The Root complex includes the PCI bus, some configuration registers if
needed, provides access to the configuration space, translates relevant CPU
reads/writes to PCI(e) transactions...

>> Now... from what Laine was saying it sounds like more of the
>> differences between PCI-E placement and PCI placement may be
>> implemented by libvirt than qemu than I realized.  So possibly we do
>> want to make the bus be PCI-E on the qemu side, but have libvirt use
>> the vanilla-PCI placement guidelines rather than PCI-E for pseries.
>
> Basically the special casing I was mentioning earlier.

That looks complicated.. I wish I would no more about the pseries
PCIe stuff, does any one know where I can get the info ? (besides 'google it'...)

>
> [...]
>>> Maybe I just don't quite get the relationship between Root
>>> Complexes and Root Buses, but I guess my question is: what
>>> is preventing us from simply doing whatever a
>>> spapr-pci-host-bridge is doing in order to expose a legacy
>>> PCI Root Bus (pci.*) to the guest, and create a new
>>> spapr-pcie-host-bridge that exposes a PCIe Root Bus (pcie.*)
>>> instead?
>>
>> Hrm, the suggestion of providing both a vanilla-PCI and PCI-E host
>> bridge came up before.  I think one of us spotted a problem with that,
>> but I don't recall what it was now.  I guess one is how libvirt would
>> map it's stupid-fake-domain-numbers to which root bus to use.
>

This would be a weird configuration, I never heard of something like that
on a bare metal machine, but I never worked on pseries, who knows...

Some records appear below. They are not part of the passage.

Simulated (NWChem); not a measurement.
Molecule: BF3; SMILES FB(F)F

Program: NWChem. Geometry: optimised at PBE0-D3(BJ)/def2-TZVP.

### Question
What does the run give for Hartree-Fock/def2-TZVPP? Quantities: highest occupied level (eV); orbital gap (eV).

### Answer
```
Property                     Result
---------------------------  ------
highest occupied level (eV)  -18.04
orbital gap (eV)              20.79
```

> That issue is relevant whether or nor we have different PHB
> flavors, isn't it? As soon as multiple PHBs are present in
> a pseries guest, multiple PCI domains will be there as well,
> and we need to handle that somehow.
>
> On q35, on the other hand, I haven't been able to find a way
> to create extra PCI domains: adding a pxb-pcie certainly
> didn't work the same as adding an extra spapr-pci-host-bridge
> in that regard.
>

Indeed, all the pxb-pcie devices "share" the same domain.

> [...]
>>> Maybe we should have a different model, specific to
>>> pseries guests, instead, so that all PHBs would look the
>>> same in the guest XML, something like
>>>
>>>    <controller type='pci' model='phb-pcie'/>
>>>
>>> It would require shuffling libvirt's PCI address allocation
>>> code around quite a bit, but it should be doable. And if it
>>> makes life easier for our users, then it's worth it.
>>
>> Hrm.  So my first inclination would be to stick with the generic
>> names, and map those to creating new pseries host bridges on pseries
>> guests.  I would have thought that would be the easier option for
>> users.  But I may not have realized all the implications yet.
>
> You're probably right, but I can't immediately see how we
> would make the user aware of which PHB is which. Maybe we
> could add some sub-element or extra attribute...
>
> Anyway, we should not focus too much on this specific bit
> at the moment, deciding on a specific XML is mostly
> bikeshedding :)
>
> [...]
>>> * Eduardo's work, which you mentioned, is going to be very
>>>    beneficial in the long run; in the short run, Marcel's
>>>    PCIe device placement guidelines, a document that has seen
>>>    contributions from QEMU, OVMF and libvirt developers, have
>>>    been invaluable to improve libvirt's PCI address allocation
>>>    logic. So we're already doing better, and more improvements
>>>    are on the way :)
>>
>> Right.. so here's the thing, I strongly suspect that Marcel's
>> guidelines will not be correct for pseries.

We should make the document stick for all PCIe archs, if we need
to modify it, let's do it.

   I'm not sure if they'll
>> be definitively wrong, or just different enough from PowerVM that it
>> might confuse guests, but either way.
>

I really need to understand how it would confuse the guests,
it does not deviate from the PCIe spec, it only adds some restrictions.

> Those guidelines have been developed with q35/mach-virt in
> mind[1], so I wouldn't at all be surprised if they didn't
> apply to pseries guests. And in fact, we just found out
> that they don't!
>
> My point is that we could easily create a similar document
> for pseries guests, and then libvirt will be able to pick
> up whatever recommendations we come up with just like it
> did for q35/mach-virt.
>
>> Can you send me a link to that
>> document though, which might help me figure this out.
>
> It's docs/pcie.txt in QEMU's git repository.
>
>
> [1] Even though I now realize that this is not immediately
>     clear by looking at the document itself

I kind of miss the core issue, what is the main problem?

Thanks,
Marcel

> --
> Andrea Bolognani / Red Hat / Virtualization
>